I just read Andrew Jones’ post, “My 20 Year Pilgrimage” (yes, every word, Andrew, with interest as you’ll see) and he’s thrown me for a bit of a loop today.
My day started somewhat mired in sh** because, well, everyone has days like that. Sometimes it’s not hard to hose yourself down and move forward, but 20 minutes of Third Day on CD in the car didn’t do it, nor did my string of “Oh God, have mercy” as I drove in to work. A nice hug from my oldest daughter when I dropped her off at school helped somewhat though. Normally it would take less than that, but that’s the kind of day it is. If I can make it to the end of the day, I can go see Kingdom of Heaven with friends who become more dear each time we meet. That is, if I still have $6.50 to my name by then, the bills keep pouring in… actually they already outweigh the cash on hand right now, but an event like this gets prioritized. But I digress… the point was just to say what kind of mood I was in when approached Andrew’s post.
Firstly, it resonates with me because in 1987 it seems he was, instead of smuggling Bibles into Eastern Europoe, doing what they call “line-up” (getting things ready in the next port) for one of the ships (MV Logos) in OM, where he met his wife. In 1987 I did a summer in Hong Kong with Campus Crusade, between my first and second years of Bible College (having given up on the gainful employment I had previously). After the team left, my best friend at that time and I stayed around for two more weeks, hooking up with Open Doors to make a second trip into China carrying literature. I say second, but we only made one trip with Open Doors… let’s just say that Campus Crusade doesn’t “officially” smuggle literature and leave it at that. Anyway, this is a whole other story (and a good one) for another time. This friend had previously done “literature transportation” in Eastern Europe. At that time I was intending to do the whole missionary thing on a long-term permenant basis… which jived well with my now-wife when we started dating the following year. The thing which interested us was OM, with whom we had talked a little and where I was very interested in doing line-up, the job Andrew was doing at that same time. btw, for those who don’t know, OM had a reputation as one of the most radical shoestring mission operations out there… probably where YWAMers go when they get too comfortable. At least that was the impression at the time.
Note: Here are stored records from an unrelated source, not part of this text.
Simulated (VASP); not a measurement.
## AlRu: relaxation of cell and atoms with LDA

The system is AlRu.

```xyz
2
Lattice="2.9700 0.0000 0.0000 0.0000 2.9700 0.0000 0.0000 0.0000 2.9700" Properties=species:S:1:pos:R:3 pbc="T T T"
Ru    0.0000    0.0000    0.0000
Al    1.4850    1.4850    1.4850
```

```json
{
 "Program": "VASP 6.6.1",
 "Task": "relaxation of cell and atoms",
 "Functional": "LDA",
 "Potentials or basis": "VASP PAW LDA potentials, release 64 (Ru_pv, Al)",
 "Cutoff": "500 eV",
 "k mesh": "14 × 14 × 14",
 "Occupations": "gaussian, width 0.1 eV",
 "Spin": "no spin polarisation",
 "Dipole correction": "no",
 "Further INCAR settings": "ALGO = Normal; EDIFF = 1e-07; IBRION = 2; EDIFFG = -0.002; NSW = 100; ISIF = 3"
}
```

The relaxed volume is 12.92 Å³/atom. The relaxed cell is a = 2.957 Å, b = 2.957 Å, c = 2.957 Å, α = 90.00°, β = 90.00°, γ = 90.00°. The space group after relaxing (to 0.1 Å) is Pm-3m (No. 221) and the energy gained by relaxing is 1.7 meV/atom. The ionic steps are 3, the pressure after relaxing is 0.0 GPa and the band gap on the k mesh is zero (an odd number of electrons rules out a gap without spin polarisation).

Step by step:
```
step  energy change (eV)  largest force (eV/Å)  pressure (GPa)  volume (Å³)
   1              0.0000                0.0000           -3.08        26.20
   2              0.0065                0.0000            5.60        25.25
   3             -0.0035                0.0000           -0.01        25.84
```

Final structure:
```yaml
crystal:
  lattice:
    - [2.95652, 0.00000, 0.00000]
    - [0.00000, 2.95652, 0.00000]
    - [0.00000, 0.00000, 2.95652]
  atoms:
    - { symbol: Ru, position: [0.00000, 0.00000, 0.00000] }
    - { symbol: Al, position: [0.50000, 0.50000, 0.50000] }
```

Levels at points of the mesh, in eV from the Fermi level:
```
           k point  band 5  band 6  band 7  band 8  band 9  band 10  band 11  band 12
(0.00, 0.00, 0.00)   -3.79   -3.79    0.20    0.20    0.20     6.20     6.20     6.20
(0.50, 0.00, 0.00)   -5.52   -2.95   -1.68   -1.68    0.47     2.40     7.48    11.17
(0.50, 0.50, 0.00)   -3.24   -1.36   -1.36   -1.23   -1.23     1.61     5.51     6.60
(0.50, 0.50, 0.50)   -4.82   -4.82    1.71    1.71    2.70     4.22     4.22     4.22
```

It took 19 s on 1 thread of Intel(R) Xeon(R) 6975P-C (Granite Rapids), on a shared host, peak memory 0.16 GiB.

The last book I read before I got married was Floyd McClung’s Living on the Devil’s Doorstep, which talked a lot about the work they did in Amsterdam, radical stuff which impacted me quite deeply… and which reflected the kind of life I wanted to have. My wife and I got married in 1989, planning to take a year and pay off the college debt before “going overseas” (we just didn’t want to stay here). That was 16 years ago, and we never went. Now I’m reading Andrew’s celebration of 20 years and wondering what might have been for us. Don’t get me wrong, we engaged with all that we felt God put before us over those years, and I don’t at all consider it wasted… but there’s still something in me that just never quite got satiated. All of this is leaving me a bit wistful and somewhat envious of my good buddy RobbyMac, who is dragging his family off to do a DTS with YWAM. I have other good friends who are going with their two kids to teach English in China for most or all of next summer… I’ve been there and again, colour me envious. Maybe guys like me with families in tow aren’t too old yet after all.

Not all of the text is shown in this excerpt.